StatCan / aaw-kubeflow-containers

Containers built to be used with Kubeflow for Data Science
Other
24 stars 21 forks source link

Create Good Virtual Environment, Possibly Enable by Default #304

Closed StanHatko closed 1 month ago

StanHatko commented 2 years ago

In the jupyterlab-cpu image there are relatively few packages present by default. Adding additional packages to the main system can cause conflicts with the kubeflow system (as I remember occurred before for PyTorch). Fortunately it's possible to create a virtual environment with many additional packages. It would probably be convenient for users to have such a virtual environment installed by default, rather than having to reinstall packages every time. Here is a conda environment with a bunch of packages (if you would suggest more I can add them):

conda create -n pycpu python==3.8.8 ipython==7.30.1 \
    gdal==3.3.3 geopandas==0.10.2 numpy==1.21.4 opencv==4.5.3 pandas==1.3.5 rasterio==1.2.10 scikit-learn==1.0.1 scipy==1.7.3 xgboost==1.5.0 \
    pytorch==1.4.0 torchaudio==0.4.0 torchvision==0.5.0 cpuonly==2.0 \
    -c pytorch -c conda-forge

These packages (other than the pytorch ones with the GPU versions already present in the jupyterlab-pytorch image) could also be added to the torch environment in the jupyterlab-pytorch image.

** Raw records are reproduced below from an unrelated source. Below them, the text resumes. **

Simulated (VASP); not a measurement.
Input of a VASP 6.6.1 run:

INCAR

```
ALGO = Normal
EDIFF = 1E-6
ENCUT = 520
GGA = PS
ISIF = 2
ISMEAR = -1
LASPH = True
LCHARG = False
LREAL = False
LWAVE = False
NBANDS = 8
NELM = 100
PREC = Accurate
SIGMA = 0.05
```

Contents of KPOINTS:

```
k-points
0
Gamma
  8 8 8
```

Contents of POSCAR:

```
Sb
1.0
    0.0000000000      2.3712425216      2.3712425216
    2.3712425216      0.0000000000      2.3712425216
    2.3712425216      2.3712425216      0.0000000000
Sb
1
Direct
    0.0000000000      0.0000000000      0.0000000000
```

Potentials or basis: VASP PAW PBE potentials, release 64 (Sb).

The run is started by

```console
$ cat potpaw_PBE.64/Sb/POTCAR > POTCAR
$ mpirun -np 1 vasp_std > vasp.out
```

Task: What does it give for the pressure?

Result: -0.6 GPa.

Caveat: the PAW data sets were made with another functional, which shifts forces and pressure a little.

In addition, it would be good to have this virtual environment enabled by default. Here is what would need to be done:

StanHatko commented 2 years ago

I can create a pull request, but first I want to make sure if the full changes here, part of them (like having this virtual environment present but not enabled by default), or none of them are wanted by the AAW team.

StanHatko commented 2 years ago

I'll create the pull request tomorrow so it can be tested.

StanHatko commented 2 years ago

Created the pull request https://github.com/StatCan/aaw-kubeflow-containers/pull/306 which adds the pycpu environment with the command described above (with slight adjustments like --yes added). The full command is:

RUN conda create -n pycpu --yes \
      python==3.8.8 ipython==7.30.1 \
      gdal==3.3.3 geopandas==0.10.2 numpy==1.21.4 opencv==4.5.3 pandas==1.3.5 rasterio==1.2.10 scikit-learn==1.0.1 scipy==1.7.3 xgboost==1.5.0 \
      pytorch==1.4.0 torchaudio==0.4.0 torchvision==0.5.0 cpuonly==2.0 \
      -c pytorch -c conda-forge && \
    conda clean --all -f -y && \
    fix-permissions $CONDA_DIR && \
    fix-permissions /home/$NB_USER

It works for me on localhost, where interestingly the bash -l thing didn't occur (conda activate pycpu worked in the default bash for me, which displayed the AAW logo and everything).

For now I didn't make it the default (by editing .bashrc), I just created the conda env. I want to do things one step at a time, first let's make sure it works on AAW and then we may choose to change the default settings.

brendangadd commented 2 years ago

@blairdrummond @bryanpaget ^

Jose-Matsuda commented 2 years ago

@StanHatko You can now use these changes if you'd like since it has been merged on master (can use say jupyterlab-cpu:v1) but I decided to check out how big the image is and it's now, from when I built just jupyterlab-cpu the image size is now at a formidable 13.1GB

I got bit in the behind this morning by this because one of github runners in our ci was failing with this change (specifically for the SAS image) as it was just a bit too much for it to handle. https://github.com/StatCan/aaw-kubeflow-containers/pull/357#issuecomment-1152423782

This is something we may want to revert if another solution isn't prone to really increasing the dockerfile size is not found (this sha will work as well dadf7109)

StanHatko commented 2 years ago

@Jose-Matsuda It's unfortunate that the conda env is making the docker image too large.

One thing that I think could be useful is adding a few pre-tested conda requirements.txt files, created with

conda list -e >req-pycpu.txt

The req-pycpu.txt could be added to the image, and used by users if necessary as follows

conda create -n pycpu --file req-pycpu.txt
Souheil-Yazji commented 1 month ago

Closed as Stale. Users should create their own Venv regardless.